@hackage haskell-mpi1.4.0

Distributed parallel programming in Haskell using MPI.

Haskell-mpi, Haskell bindings to the MPI library

How to build

Use "cabal install --extra-include-dirs=/path/to/mpi/headers --extra-lib-dirs=/path/to/mpi/libs" or something similar. Make sure that you have libmpi.a and libmpi.so available.

When building against MPICH 1.4, pass extra flag "-fmpich14"

Testing

Two types of tests are provided:

  1. Unit tests.
  2. Standalone tests.

The unit tests are designed to test the functions exported by the library on an individual basis. The standalone tests are comprised of complete programs - they act as simple integration tests, and may also include regression tests.

How to enable testing

Add "-ftest" to cabal install:

cabal -ftest install

How to run the unit tests

(Assuming you have built haskell-mpi with -ftest, as described above):

Run the program "haskell-mpi-testsuite" using "mpirun" like so:

mpirun -np 2 haskell-mpi-testsuite 1>sender.log 2>receiver.log

Process with rank 0 emits the output to stdout, and every other rank reports to the stderr.

If you are using the PBS batch system to launch jobs, there is a sample job script in test/pbs/ for submitting the test case to the jobs queue.

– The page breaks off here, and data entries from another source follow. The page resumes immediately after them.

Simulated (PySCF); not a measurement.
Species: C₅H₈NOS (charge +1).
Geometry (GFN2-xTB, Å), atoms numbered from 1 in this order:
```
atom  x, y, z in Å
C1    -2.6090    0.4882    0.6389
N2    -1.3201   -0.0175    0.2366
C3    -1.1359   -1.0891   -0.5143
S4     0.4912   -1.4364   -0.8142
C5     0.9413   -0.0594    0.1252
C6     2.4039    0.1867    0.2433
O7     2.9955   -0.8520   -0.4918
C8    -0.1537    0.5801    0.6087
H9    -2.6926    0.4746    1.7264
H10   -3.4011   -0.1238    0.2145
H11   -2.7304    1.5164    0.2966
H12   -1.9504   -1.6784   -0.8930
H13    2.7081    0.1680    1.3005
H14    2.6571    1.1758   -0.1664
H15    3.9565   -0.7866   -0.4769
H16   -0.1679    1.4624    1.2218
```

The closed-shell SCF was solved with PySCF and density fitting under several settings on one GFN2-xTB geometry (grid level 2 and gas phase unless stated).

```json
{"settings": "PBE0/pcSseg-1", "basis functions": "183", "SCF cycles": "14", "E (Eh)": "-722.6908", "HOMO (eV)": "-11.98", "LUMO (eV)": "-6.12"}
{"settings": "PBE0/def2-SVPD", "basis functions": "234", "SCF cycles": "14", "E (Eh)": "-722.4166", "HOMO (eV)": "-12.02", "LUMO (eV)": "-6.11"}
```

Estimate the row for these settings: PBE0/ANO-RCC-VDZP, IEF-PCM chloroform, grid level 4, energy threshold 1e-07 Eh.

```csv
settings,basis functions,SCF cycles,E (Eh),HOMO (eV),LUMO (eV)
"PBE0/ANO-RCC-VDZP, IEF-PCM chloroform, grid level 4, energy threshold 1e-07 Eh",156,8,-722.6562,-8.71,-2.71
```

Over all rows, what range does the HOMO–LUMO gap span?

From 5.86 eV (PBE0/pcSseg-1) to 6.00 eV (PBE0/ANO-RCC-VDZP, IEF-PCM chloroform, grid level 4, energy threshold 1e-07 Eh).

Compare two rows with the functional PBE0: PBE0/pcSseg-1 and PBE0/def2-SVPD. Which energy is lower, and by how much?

How to run standalone tests

Standalone test programs can be found in the test/examples directory. You can test the execution of these programs using the shelltestrunner package:

http://hackage.haskell.org/package/shelltestrunner

Make sure you install shelltestrunner first, for example:

cabal install shelltestrunner

To run the tests, issue this command:

shelltest --execdir test/examples/

Bindings-MPI is distributed as open source software under the terms of the BSD License (see the file LICENSE in the top directory).

Author(s): Bernie Pope, Dmitry Astapov. Copyright 2010.

Contact information

Email Bernie Pope:

florbitous gmail com

History

Around the year 2000 Michael Weber released hMPI, a Haskell binding to MPI:

http://www.foldr.org/~michaelw/hmpi/

Development on that code appears to have stopped in about the year 2001. Hal Daumé III picked up the code and got it working with (at the time) a more recent version of GHC:

http://www.umiacs.umd.edu/~hal/software.html

In February 2010 both Michael and Hal reported that they had not worked on the code for a long time, so it was open for new maintainers.

In early 2010 Bernie Pope downloaded the above mentioned versions of hMPI and tried to get them working with a modern GHC.

A few things had changed in Haskell since hMPI was written, which suggested that it might be worth starting the binding from scratch. In particular the FFI had changed in a few ways, the C2HS tool had matured substantially, and good quality serialization libraries had emerged. So while haskell-mpi is highly inspired by hMPI (which was very good code), it is almost entirely a rewrite.

Haskell-mpi got its first main injection of effort during the inaugural AusHac Australian Haskell Hackathon, hosted at UNSW from the 16th to the 18th of July 2010. The end result was a proof of concept.

The next major injection of effort happened when Dmitry Astapov started contributing to the project in August 2010.

Contributions have also been made by:

  • Abhishek Kulkarni: support for MPI-2 intercommunicator client/server functions
  • Andres Löh: bug fixes
  • Ian Ross: updated the code to work with newer C2HS.